When the king saw he might no more do, he began to weep, and said to his daughter: Now shall I never see thine espousals. Then returned he to the people and demanded eight days' respite, and they granted it to him. And when the eight days were passed they came to him and said: Thou seest that the city perisheth: Then did the king do array his daughter like as she should be wedded, and embraced her, kissed her and gave her his benediction, and after, led her to the place where the dragon was.

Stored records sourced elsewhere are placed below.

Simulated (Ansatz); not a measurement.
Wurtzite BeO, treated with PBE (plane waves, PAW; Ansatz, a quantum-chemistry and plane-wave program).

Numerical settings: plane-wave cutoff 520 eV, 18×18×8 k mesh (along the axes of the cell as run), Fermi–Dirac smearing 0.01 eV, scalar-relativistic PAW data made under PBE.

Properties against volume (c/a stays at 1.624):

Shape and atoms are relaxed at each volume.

When she was there S. George passed by, and when he saw the lady he demanded the lady what she made there and she said: Go ye your way fair young man, that ye perish not also. Then said he: Tell to me what have ye and why weep ye, and doubt ye of nothing. When she saw that he would know, she said to him how she was delivered to the dragon. Then said S. George: Fair daughter, doubt ye no thing hereof for I shall help thee in the name of Jesu Christ. She said: For God's sake, good knight, go your way, and abide not with me, for ye may not deliver me. Thus as they spake together the dragon appeared and came running to them, and S. George was upon his horse, and drew out his sword and garnished him with the sign of the cross, and rode hardily against the dragon which came towards him, and smote him with his spear and hurt him sore and threw him to the ground. And after said to the maid: Deliver to me your girdle, and bind it about the neck of the dragon and be not afeard. When she had done so the dragon followed her as it had been a meek beast and debonair. Then she led him into the city, and the people fled by mountains and valleys, and said: Alas! alas! we shall be all dead. Then S. George said to them: Ne doubt ye no thing, without more, believe ye in God, Jesu Christ, and do ye to be baptized and I shall slay the dragon. Then the king was baptized and all his people, and S. George slew the dragon and smote off his head, and commanded that he should be thrown in the fields, and they took four carts with oxen that drew him out of the city.

Then were there well fifteen thousand men baptized, without women and children, and the king did do make a church there of our Lady and of S. George, in the which yet sourdeth a fountain of living water, which healeth sick people that drink thereof. After this the king offered to S. George as much money as there might be numbered, but he refused all and commanded that it should be given to poor people for God's sake; and enjoined the king four things, that is, that he should have charge of the churches, and that he should honour the priests and hear their service diligently, and that he should have pity on the poor people, and after, kissed the king and departed."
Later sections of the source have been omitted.